Tag: Emily Watson

  • Breaking The Waves

    “Hell no. Absolutely not. Never Again.”

    This was my friend’s response when I recently suggested we watch Breaking The Waves.

    (It traumatized her)

    Yesterday it was cold and rainy and glum. I searched for background movies to put on while I wrote, but my usual George Cukor go tos weren’t doing the trick. I branched out. Shane, Forbidden Games, Love & Anarchy,  Mogambo, and various classic TV shows were turned on and shut off. Nothing worked. I decided to take a twenty minute nap to shake the damp. Twenty minutes turned into two hours and when I awoke, Bess McNeill was on my mind. As though she had been there all along. Sitting in the corner quietly, waiting for me to notice.

    You know a film has succeeded when you miss its heroine the way you miss a dear friend. Suddenly their absence is keenly felt. Who knows what tiny thing will bring it to your attention. Maybe the shape of peeled linoleum on the floor, the color of a shoe, or the texture of a brownie. Sometimes there is simply no rhyme or reason. Something in the smell of the air or the arrangement of the furniture or the rhythm of my nap dreams whispered Breaking the Waves. And so I put it on.

    The 1996 film is violently tragic, sad, and at times difficult to watch. Set in Scotland in the early 70’s, Emily Watson plays Bess McNeill, a strange childlike woman. Bess falls in love with Jan, a Norwegian oil rig worker and marries him despite the wishes of her church and family. After a few days of wedded bliss and recently devirginized sex, Jan returns to the oil rig. Madly in love, Bess can’t bare his absence and prays for his return. The next day Jan is badly injured in an accident and is flown back to shore. Bess of course believes his injury was the result of her prayer gone awry. Paralyzed and suffering vague mental impairment, Jan urges Bess to sleep around reporting back to him with the sordid details. A slave to god and love, Bess reluctantly agrees.

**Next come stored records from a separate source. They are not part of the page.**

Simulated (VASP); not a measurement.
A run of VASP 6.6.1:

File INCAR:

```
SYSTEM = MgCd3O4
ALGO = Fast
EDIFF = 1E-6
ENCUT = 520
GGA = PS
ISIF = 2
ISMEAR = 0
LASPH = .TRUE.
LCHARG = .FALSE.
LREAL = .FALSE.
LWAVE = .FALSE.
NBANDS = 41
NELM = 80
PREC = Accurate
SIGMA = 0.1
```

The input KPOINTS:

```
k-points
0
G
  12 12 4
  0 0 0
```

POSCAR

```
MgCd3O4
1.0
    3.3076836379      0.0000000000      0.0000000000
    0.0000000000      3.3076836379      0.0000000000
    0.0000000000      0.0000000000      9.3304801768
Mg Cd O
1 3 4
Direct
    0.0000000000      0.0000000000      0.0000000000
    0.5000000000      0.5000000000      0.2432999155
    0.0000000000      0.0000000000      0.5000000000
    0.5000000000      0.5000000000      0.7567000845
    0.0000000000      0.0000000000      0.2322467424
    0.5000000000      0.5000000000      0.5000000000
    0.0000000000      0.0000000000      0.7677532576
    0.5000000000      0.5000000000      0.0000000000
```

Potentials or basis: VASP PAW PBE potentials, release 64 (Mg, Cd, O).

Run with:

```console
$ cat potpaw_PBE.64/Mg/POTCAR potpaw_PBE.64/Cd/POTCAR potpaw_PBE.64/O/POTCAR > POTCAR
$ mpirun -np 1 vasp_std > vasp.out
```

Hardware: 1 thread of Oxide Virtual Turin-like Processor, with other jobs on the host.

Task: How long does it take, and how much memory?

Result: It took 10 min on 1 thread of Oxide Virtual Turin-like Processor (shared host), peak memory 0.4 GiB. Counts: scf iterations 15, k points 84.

    Lars Von Trier has always explored ideas of vulnerability, sacrifice, and subservience by those on the outside of the community. Examples can be found in nearly all his films, most clearly Dancer in the Dark*, The Idiots, Dogville, and Medea. He has a particularly keen understanding of it. I suspect this has something to do with his own familiarity with That Great Gray Cloud.